The proportion of 16-64 year olds in employment is remorselessly falling over time, going from comfortably over 80 per cent of the engaged workforce in the 1960s to 71.4 per cent today; a fall in proportionate employment of well over 4 million working people.

In parallel, increasing structural unemployment has taken ever deeper root, largely hidden in the statistical fudge of the ‘economically inactive’. This lumps together those discouraged from seeking work, the retired under 65, students, home parents, lone parents and those with disabilities and illnesses. A large and increasing proportion is in reality worklessness but disguised and displaced by (marginally) better benefits and official connivance. Far higher than Britain’s European peers, hidden unemployment is then compounded by the increasing under-employment and degrading job quality among the employed.

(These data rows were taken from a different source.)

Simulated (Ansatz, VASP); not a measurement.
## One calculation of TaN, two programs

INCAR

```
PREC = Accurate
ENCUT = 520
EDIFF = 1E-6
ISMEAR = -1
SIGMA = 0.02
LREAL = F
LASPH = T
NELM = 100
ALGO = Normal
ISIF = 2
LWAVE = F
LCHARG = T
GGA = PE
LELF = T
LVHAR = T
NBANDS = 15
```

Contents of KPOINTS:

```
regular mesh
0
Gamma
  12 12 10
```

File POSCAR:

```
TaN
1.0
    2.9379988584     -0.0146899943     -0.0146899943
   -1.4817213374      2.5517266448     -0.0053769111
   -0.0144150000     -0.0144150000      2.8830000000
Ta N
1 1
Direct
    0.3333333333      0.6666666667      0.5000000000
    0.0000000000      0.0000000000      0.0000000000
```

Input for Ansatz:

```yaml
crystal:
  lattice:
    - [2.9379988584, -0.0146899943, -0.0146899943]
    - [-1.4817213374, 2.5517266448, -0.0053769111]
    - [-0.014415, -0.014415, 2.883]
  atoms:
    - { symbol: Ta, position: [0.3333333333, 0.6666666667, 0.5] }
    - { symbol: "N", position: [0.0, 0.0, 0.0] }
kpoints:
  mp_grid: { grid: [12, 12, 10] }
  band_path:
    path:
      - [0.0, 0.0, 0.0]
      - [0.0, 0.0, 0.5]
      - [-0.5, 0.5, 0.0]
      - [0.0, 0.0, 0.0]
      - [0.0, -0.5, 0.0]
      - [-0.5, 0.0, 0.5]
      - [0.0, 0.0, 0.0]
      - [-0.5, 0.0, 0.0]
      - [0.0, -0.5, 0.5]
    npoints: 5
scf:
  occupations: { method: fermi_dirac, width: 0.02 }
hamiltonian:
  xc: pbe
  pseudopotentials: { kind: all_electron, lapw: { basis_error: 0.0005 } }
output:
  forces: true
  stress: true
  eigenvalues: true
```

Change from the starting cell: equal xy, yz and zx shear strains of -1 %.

The implications are seen most clearly so far among men, particularly those aged 50-64. Official unemployment is 5 per cent but ‘employment’ has fallen from 90+ per cent in the 1970s to 67 per cent today. One in three is now out of work or ‘economically inactive’ – all but permanently for the majority. Under-employment among those employed has increased just as relentlessly and 24 per cent are now earning less than half their peak pay.

Employment levels for women have been generally increasing since the 1970s as more women joined the active workforce. Now back to their 2008 high of 67 per cent (men 76 per cent), these fell back less than men’s over the last five years. But women have experienced more under-employment trepidations of part-time work, self-employment, etc. The underlying trend continues to be more women needing and wanting work, outstripping demand; with unemployment and disguised worklessness among the ‘economically inactive’ now on a par with men’s.

As the footfalls of the future, however, younger employment is the greatest concern. Only 16.5 per cent of 18-24 year olds are in full-time permanent work (including self-employed) and another 31.5 per cent are in education or training. This leaves over half either otherwise unemployed (11 per cent), economically inactive (10 per cent) or materially under-employed (31 per cent).

Declining Wage Share

Meanwhile, the wage share – the share of production going to employees – has been falling steadily, going from circa 60 per cent of GDP until the 1970s to 52 per cent today. Of this shrinking share of the pie an ever greater proportion is going to those at the top, with the wage share for the majority falling even faster.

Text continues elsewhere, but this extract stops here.